I liked Tyger's comparison with the lion. The fact that you are so different, means that you have things to contribute to the world, that no one else does. I hope you can find people around you to reach out to, try to find ways that you can help them in their own lives. Even just having a good listener to talk to, can be really helpful for a lot of people. I think that if you can figure out how to do that, it will likely bring you a lot of happiness.
-Bean
 
I know you have been here for awhile, Caitainx. I have read some, but not all your blogs, and I respect and try to understand feelings such as yours. Just remember you are among friends here, and we support our members. Just keep posting and blogging, and expressing your feelings as they change, because change they do. Just keep on keeping on.
 
boobybird89 said:
Glad you're feeling better, caitianx :) You seem like a really cool guy the times that I've talked to ya!

bean said:
Caitianx,
I'm glad that you're feeling somewhat better. And that you got to have some fun little time:) In one of your previous posts, you said that you feel guilty for not always feeling strong and stoic as an older man. Please don't feel like you have to meet societies' false ideals of what is right for an older man. You have nothing to be ashamed of. It is okay to feel pain from past experiences and to be vulnerable. Some of the strongest people I have met, are the ones who are most willing to be open about their emotions. Don't beat yourself up about being different and not always understanding social interactions.

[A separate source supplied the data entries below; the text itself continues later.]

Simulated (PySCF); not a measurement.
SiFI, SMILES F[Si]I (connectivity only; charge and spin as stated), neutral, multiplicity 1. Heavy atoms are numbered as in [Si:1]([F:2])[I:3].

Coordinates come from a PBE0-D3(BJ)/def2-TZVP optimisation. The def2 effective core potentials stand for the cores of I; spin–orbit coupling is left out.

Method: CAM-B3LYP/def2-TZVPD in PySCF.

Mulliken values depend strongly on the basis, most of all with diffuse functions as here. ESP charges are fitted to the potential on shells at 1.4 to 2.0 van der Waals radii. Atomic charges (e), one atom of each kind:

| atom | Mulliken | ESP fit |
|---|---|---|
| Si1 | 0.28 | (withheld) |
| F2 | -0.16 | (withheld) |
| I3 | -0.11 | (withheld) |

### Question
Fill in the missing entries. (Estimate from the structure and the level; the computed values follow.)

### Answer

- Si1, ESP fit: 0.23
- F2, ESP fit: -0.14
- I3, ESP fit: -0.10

I liked Tyger's comparison with the lion. The fact that you are so different, means that you have things to contribute to the world, that no one else does. I hope you can find people around you to reach out to, try to find ways that you can help them in their own lives. Even just having a good listener to talk to, can be really helpful for a lot of people. I think that if you can figure out how to do that, it will likely bring you a lot of happiness.
-Bean
I'm glad your felling better, catnix. Oh and I really can relate I go through a bit of depression, but usually when I'm creative, and writing and drawing I fell better. I'm glad your felling better, and I hope for the best for you. 😺😺😺😺😺😺😺
 
Today I was busy this afternoon getting some video production work done @ Derry, NH CTV where I volunteer. I was too occupied to think of anything else. After I returned home, I needed to lie down, and after I got back up, I played quietly with some of my MEGA BLOKS Building Toy. I then watched a couple episodes of the original G. I. Joe cartoon and a couple of episodes of the original TRANSFORMERS cartoon.
 
caitianx said:
I am feeling a bit better. I tend to severely socially withdraw inwards much more than my Autistic disabled self and I really tend to emotionally beat myself up.

I'm a bit late. Heheh.

I'm really glad you're feeling better now, Caitianx.
 
The fact that you are so different, means that you have things to contribute to the world, that no one else does.

That's Bean's words. They are true. Here you are volunteering for a community TV service. What's bad or useless about that? Some of us have, or seem to have, achieved complete acceptance of the AB within, but like you I resent his little presence and have never, will never, be completely happy that he's a part of me. But I still believe that Bean is right. ABs are inescapably self-aware in some ways that vanilla folks just aren't; it's quite possible that we spend too much time looking at ourselves and tutting, but at least we're aware that our behaviour has effects on other people.

Caitanx, I'm 52. Not so far behind you. I doubt that anything you've done has been so bad, socially speaking - and I suspect that more often than not being sure that what one has done is dreadful and unforgivably embarrassing is much more the problem than any actual social gaffe or misstep.

You're ok.
 
My day today has been ok. I had to go out for groceries today, and I spent time this afternoon watching the Japanese Anime Series, ROBOTECH on my very obsolete DVD player and analog TV. I checked my electronic calendar, and tomorrow is my Birthday. I will be 57. It is also my late Mommy's Birthday. If she were still around, she would be 81. It is a bit sad, that most of her adult life she was profoundly mentally-ill and psychotic most of the time. She only lived as long as she did up to age 72, because my little brother and I and our late Daddy took care of her. She would have ended-up as a very dead "Homeless Bag Lady" living on the street if it were not for us "giving her a home".